The restaurant, a partnership between chef Daniel Serfer and Ryan Roman, fills the space formerly occupied by Gourmet Diner, located at 13951 Biscayne Blvd. in North Miami Beach. The new branch of Mignonette takes much from the original Edgewater location, including a marquee featuring available oysters and fresh seafood served "plain" or "fancy," but the railcar motif of the North Miami Beach spot provided inspiration for some menu changes.

Mignonette Uptown's chef de cuisine, Anthony Ciancio, has created some unique items that blend the seafood house's original concept with its new diner-like digs. “I want to create a down-home luxuriousness at Mignonette Uptown that Chef Serfer has arguably perfected,” the chef says.
Ciancio, who has worked at some of Miami's best-loved restaurants, including Michael’s Genuine Food & Drink, 27 Restaurant, and Alter, and who worked under James Beard Award winner Sean Brock at McCrady's, offers new additions such as Buffalo scallops, fried chicken, and a dry-aged bone-in New York strip with pommes Anna.
In keeping with the diner theme, a rotating dessert display prominently shows off cakes by pastry chef Devin Braddock.
New Times was invited for a friends-and-family preview of the fare and, although the restaurant doesn't officially open until Friday, curious walk-ins were being accommodated by Roman, who was greeting guests at the door. Spotted dining at the convivial space were chefs Allen Susser — a longtime mentor of Serfer's — and Josh's Deli's Josh Marcus. Also there were Miami Food Pug's Geoffrey Anderson and Dianne Rubin. Clearly, Mignonette has brought some life to the northern reaches of Miami-Dade.

Start your dinner with a caviar "bump" ($11), a mini caviar blini. It's a bite of wow.

Buffalo scallops are a play on chicken wings ($15). Large scallops are served with crisp chicken skin, Gorgonzola, and spicy Buffalo sauce.

Giant mussels in red sauce are plump and juicy ($17). Served with a generous amount of bread for dipping, this appetizer can be shared or even ordered as an entrée.

As at the original Mignonette, entrées can be "plain" or "fancy." The fancy cod is served in a champagne reduction with caviar and oysters ($27, shown). A plain version is served with beurre blanc and a choice of veggie side.

"Fancy" swordfish ($33) is served with beluga lentils and wild mushrooms.
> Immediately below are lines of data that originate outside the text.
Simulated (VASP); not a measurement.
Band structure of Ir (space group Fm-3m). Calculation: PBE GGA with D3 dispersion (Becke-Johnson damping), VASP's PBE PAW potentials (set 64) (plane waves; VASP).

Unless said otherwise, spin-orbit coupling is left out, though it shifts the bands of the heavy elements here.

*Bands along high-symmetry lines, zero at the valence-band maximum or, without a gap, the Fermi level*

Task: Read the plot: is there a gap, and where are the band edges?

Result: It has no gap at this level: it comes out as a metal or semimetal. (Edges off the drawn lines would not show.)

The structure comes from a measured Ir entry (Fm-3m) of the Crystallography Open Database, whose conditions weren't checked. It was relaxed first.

Chocoholics must finish their meal with the chocolate pie — a semisweet chocolate mousse in a chocolate Oreo crust. On a lighter note, the fruit tart layers a buttery crust with custard, kiwi, and fresh berries.
Mignonette Uptown is open for lunch daily from noon to 3:30 p.m. and for dinner Sunday through Thursday from 5:30 to 10 p.m. and Friday and Saturday from 5:30 to 11 p.m. Brunch service will follow soon.